As I pointed out in my previous post, application downtime is a mission critical issue for enterprises and downtime costs companies billions of dollars every year. Many things contribute to application downtime but I’ve attempted here to pick the ten most important reasons, taking into account – unscientifically – both frequency and impact. Here’s my top 10 list:
- Heterogeneous environments
IT landscapes are increasingly heterogeneous and complex. New technologies and applications – including “shadow IT” applications – are constantly being introduced to run alongside legacy applications. Meanwhile, older environments don’t get phased out at the same pace – there are environments out there with critical applications running on hardware that has been out of support for 20 years! So we’re left with multiple hardware platforms, operating systems, databases, SaaS and on-premise applications, IaaS and data center infrastructures – a corporate IT environment that’s extremely complex and difficult to navigate.
- Multiple single points of failure
Every part of the IT environment has to work together smoothly, but the many layers and components that have to work together don’t make for stable, reliable application performance. Here’s a simplified graphic for typical enterprise applications:
Each layer in turn comprises multiple components. For example, a server includes a CPU, memory, disks, network interface cards, network cables, power etc. If any of these malfunction or fail, the dependent application will become unreliable or unavailable. While High Availability (HA) architectures with redundant hardware are designed to protect against infrastructure failures, they cannot address problems caused by other layers. Further, HA environments have to be set up and maintained, which is time consuming and requires scheduled downtime. I have even experienced system outages caused by the HA setup itself, due to inadequate implementation.
- Multiple application interfaces
When the application landscape is complex, it is common to see many point to point interfaces setup for data exchange across applications, from ftp to one or more middleware solutions. It doesn’t take a rocket scientist to equate more interfaces with a higher possibility of system failure when just a single application fails.
- Inadequate monitoring
Typically, most IT environments have some form of system monitoring in place. However, the setup is usually not comprehensive enough to cover all applications and dependent infrastructure layers. Undetected issues or failures, no matter how small, can snowball and manifest later on, resulting in lowered efficiency and higher costs for your company.
- Resource bottlenecks
When applications run, they sometimes exhaust system resources like CPU, memory/swap, file system and database space. This can occur due to unexpected system load, a runaway process, memory leaks, inadequate system sizing or continuous growth. Undetected resource issues can result in system outages.
- Team silos
Support organizations are typically structured around technical competencies.

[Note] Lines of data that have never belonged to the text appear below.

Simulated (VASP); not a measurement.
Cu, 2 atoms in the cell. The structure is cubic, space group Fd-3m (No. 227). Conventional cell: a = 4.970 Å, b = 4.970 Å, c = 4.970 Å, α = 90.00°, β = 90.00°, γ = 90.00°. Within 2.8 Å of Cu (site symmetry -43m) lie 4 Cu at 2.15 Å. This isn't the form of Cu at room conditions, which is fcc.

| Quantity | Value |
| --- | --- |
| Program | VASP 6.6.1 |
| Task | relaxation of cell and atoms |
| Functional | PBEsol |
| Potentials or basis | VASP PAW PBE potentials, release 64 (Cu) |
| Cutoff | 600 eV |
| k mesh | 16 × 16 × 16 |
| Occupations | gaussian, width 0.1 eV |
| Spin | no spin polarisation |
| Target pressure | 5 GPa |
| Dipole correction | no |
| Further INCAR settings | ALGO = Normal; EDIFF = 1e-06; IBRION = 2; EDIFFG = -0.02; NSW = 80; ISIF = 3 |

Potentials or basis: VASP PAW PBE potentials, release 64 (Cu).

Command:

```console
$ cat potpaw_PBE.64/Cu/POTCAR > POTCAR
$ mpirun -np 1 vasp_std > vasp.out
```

The network, storage, server, database and application administration teams may report to different managers or even be in different departments. It’s not uncommon for application administration itself to be broken into further silos in a mixed environment – different teams for SAP, Oracle, Salesforce, etc. Further, some teams may be outsourced, and sometimes there are multiple outsourcing partners. Coordinating activities such as correlating alert information, troubleshooting and root cause identification become cumbersome and challenging.
- Job failures
A lot of business processing happens in batch mode. When a critical job fails, corrective procedures are sometimes not well defined. Also, it’s difficult to assess the impact because the key information needed – type of failed job, business impact, retry options, etc. – may be missing, outdated or difficult to locate.
- Network issues
You simply can’t guarantee service levels when the Internet is used for data transfer. Even with private WAN links, occasional network issues are common due to geographical spread. When these failures occur, the applications at either end of the data exchange may not be tolerant to failures, and manual intervention to analyze and restart the failed processes.
- Password expiry or locked accounts
In complex environments, several accounts are used to ensure communication between systems. Managing the passwords and authorizations for these accounts, especially with SOX-related requirements, is challenging to say the least. Sometimes when someone leaves the company, termination of her account could trigger an application failure. Though not very common, these failures can have serious impact on application availability and be very difficult to troubleshoot.
- Employee attrition
Complex IT landscapes require knowledge distributed across team members. When an employee leaves – or an outsourcing partner re-assigns someone to another client – it can leave a big skill set gap in the team. Some skills aren’t easy to replace, and the new person still ends up with a learning curve to come up to speed on the environment and the team.
Increasingly, enterprises are paying more attention IT operations management to reduce inefficiencies and divert spending from failures to growth initiatives. In a perfect world, a single monitoring tool would cover the entire IT landscape, with the intelligence to detect and alert the IT operations teams ahead of time – or even better, predict and prevent problems altogether. I don’t see us ever attaining this holy grail, but I am encouraged by the promise of a new generation of learning-based IT Operations Analytics software – software that will ingest monitoring data from infrastructure, applications or the multitude of monitoring tools and apply data science techniques to predict failure and prescribe, or in some cases take, corrective action.
Maybe one day the word “downtime” will belong on the ash heap of history.